Left without a proper compact after discontinuing the Skylark in 1997, Buick made a comeback to the segment by launching the Verano sedan in 2011. The vehicle quickly joined the Encore and Enclave crossovers in helping Buick’s growth in both the United States and China. In 2013, the Verano accounted for 20 percent of Buick sales in the U.S.
Although the current Verano is only three years old, Buick is already working on a brand-new model. The redesigned vehicle sits atop the same Delta II platform underpinning the upcoming Chevrolet Cruze and the Euro-exclusive Opel Astra . Naturally, the new Verano shares many of its internals with the latter.
What the Verano doesn’t share with the Astra, however, is its styling. Slightly longer and wider than its Opel -badged brother, the Verano benefits from Buick’s trademark front grille — now wider for a more aggressive grin — and borrows a few cues from the larger LaCrosse model. The spy shots that arrived in our inbox straight from Germany suggest the sedan is keeping its sleek profile, while gaining a prettier rear end, with the taillights biting more into the fenders.

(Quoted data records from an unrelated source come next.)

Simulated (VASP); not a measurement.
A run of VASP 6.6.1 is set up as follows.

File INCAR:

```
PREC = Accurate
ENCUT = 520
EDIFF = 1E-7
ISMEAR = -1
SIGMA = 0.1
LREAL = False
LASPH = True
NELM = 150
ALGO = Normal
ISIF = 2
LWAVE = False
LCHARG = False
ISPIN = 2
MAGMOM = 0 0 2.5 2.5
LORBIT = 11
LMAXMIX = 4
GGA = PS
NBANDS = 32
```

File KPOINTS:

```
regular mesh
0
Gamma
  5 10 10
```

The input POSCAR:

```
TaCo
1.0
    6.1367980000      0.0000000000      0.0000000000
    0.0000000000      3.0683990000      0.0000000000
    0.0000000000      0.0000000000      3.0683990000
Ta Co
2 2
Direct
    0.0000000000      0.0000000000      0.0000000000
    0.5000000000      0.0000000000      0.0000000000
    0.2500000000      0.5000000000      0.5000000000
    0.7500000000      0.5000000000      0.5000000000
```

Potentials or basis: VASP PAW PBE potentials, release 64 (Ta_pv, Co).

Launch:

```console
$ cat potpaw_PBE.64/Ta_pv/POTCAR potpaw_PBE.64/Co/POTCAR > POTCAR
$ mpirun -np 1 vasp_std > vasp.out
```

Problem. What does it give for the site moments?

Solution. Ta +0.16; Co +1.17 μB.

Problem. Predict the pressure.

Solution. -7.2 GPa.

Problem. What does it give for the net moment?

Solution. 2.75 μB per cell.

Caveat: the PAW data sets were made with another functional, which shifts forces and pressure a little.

Things are changing under the hood as well, where an all-new, turbocharged, 1.5-liter four-pot replaces the old 2.4-liter Ecotec unit. Word has it General Motors is also looking to share the Chevrolet Cruze’s 2.0-liter turbodiesel mill with Buick. The latter delivers 151 horsepower and 264 pound-feet of torque, while returning up to 46 mpg on the highway.
We expect the new Verano to break cover in late 2015 and go on sale for the 2016 model year.